By John Wills
Published on November 15, 2021
Most people close to data management are aware of the EDM Council. This highly respected standards & training organization was “created to elevate the practice of data management as a business and operational priority.” As an important standards body, they developed one of the only assessment models. The Data Management Capability Assessment Method (DCAM) framework is used to pressure-test data management procedures and demonstrate good practices to regulators.
In 2019 the EDM Council decided that a new extension for managing sensitive data in the cloud was required, so they created the Cloud Data Management Capability (CDMC) working group. It consists of more than 300 individuals, representing 100 organizations, which include commercial enterprises, technology providers, and consultancies. The working group produced a new Cloud Data Management Framework for sensitive data, which was announced earlier this month.
A key part of the framework is the definition of 14 key controls and capabilities. Before the announcement, the working group needed a test case that proved these controls could be implemented; this is where Snowflake and KPMG stepped in. Snowflake offered to build the test case examples and KPMG offered to create an assessment approach.
At the time Alation was not yet a member of the working group, but because of our strong governance reputation and relationship, Snowflake asked us to participate. As a result, Alation played a key role in building and achieving signoff on all key controls.
We used an Alation catalog instance to categorize six Snowflake data sources and a Tableau Server. The Snowflake data sources were multi-cloud (Azure, AWS, GCP) running in different regions around the world.
We configured the catalog so Snowflake, Alation, and KPMG could collaborate, using it as our shared project environment. We recorded the results (evidence) of each control, and KPMG used those results to do their assessment. As part of the process, we also made heavy use of conversations so work could continue asynchronously.
We used every part of the Alation catalog, including Alation Analytics, APIs, and the new Policy Center capability. We also used several integrations that demonstrated the flexibility and power of the catalog platform for governance-specific tasks.
The CDMC key controls and capabilities call for the implementation of necessary but very challenging requirements. These include topics such as data sovereignty and cross-border data movement, privacy impact assessments, security controls, and data sharing agreements, just to name a few.
Not only were we able to accomplish all of these successfully (as verified by KPMG) but we were able to establish and extend the implementation approach using several design patterns that we believe will be leveraged and repeated.
We implemented policy bots that monitor specific conditions in the metadata related to the policies and standards. The bots notify & alert stewards, create tasks, and ensure that key processes are being followed.
We implemented the capability to understand the physical location of cloud data. We tracked the association of that data with consumers through data-sharing agreements. This allowed us to trigger actions when the data changed locations or was used non-compliantly.
We used our ability to bi-directionally sync with Snowflake row-based access control, masking policies, and entitlements to relate those to higher-level governance policies, standards, and the discovery of sensitive data.
Many of the requirements called for audit reporting, identification of exceptions, and scoring the implementation of the standards. For these, we leveraged our built-in data mart Alation Analytics and our integrated query tool Compose. We used them to create template audit reports that were embedded in steward workspaces for ready access and alerting.
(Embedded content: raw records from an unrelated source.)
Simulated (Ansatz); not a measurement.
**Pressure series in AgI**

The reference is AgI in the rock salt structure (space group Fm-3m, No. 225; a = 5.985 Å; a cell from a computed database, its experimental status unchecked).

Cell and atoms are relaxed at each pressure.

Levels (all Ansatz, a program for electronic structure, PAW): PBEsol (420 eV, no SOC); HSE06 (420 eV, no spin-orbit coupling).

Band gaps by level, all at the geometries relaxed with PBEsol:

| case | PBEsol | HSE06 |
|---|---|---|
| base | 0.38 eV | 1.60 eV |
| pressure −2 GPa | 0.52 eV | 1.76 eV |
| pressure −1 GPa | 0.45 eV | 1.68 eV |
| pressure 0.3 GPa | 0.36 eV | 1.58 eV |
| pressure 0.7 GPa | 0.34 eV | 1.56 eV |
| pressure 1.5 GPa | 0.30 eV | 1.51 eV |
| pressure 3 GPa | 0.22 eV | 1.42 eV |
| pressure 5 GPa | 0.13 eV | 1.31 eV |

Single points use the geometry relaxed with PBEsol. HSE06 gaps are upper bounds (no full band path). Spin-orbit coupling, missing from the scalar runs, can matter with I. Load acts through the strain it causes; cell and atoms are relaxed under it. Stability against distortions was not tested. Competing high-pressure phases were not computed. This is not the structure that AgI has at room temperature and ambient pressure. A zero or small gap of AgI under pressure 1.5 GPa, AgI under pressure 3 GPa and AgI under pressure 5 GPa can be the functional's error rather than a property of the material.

These and more will be covered in detail as part of the blog series.
As with most standards, CDMC describes the objective but leaves most of the details related to scope and phasing up to each organization. That left us needing to define our own assumptions and approach based on practical experience from working with our customers. We also created a running commentary of things we think every customer would want to consider as they implement. Our hope is that this will help accelerate everyone’s thought process and planning as they embark on applying standards governing sensitive data in cloud/multi-cloud and hybrid architectures.
We (Alation, Snowflake, and KPMG) are working on the final document that describes and shows examples of our approach to each control. Our understanding is that the EDM Council will make that freely available, so stay tuned.
As of now, we view the work to date as only an exciting starting point. There are tremendous possibilities to advance governance processes, approaches, and techniques in the future. We are looking forward to collaborating with members of the working group and continuing to revise and advance our best practices for the CDMC key controls and beyond.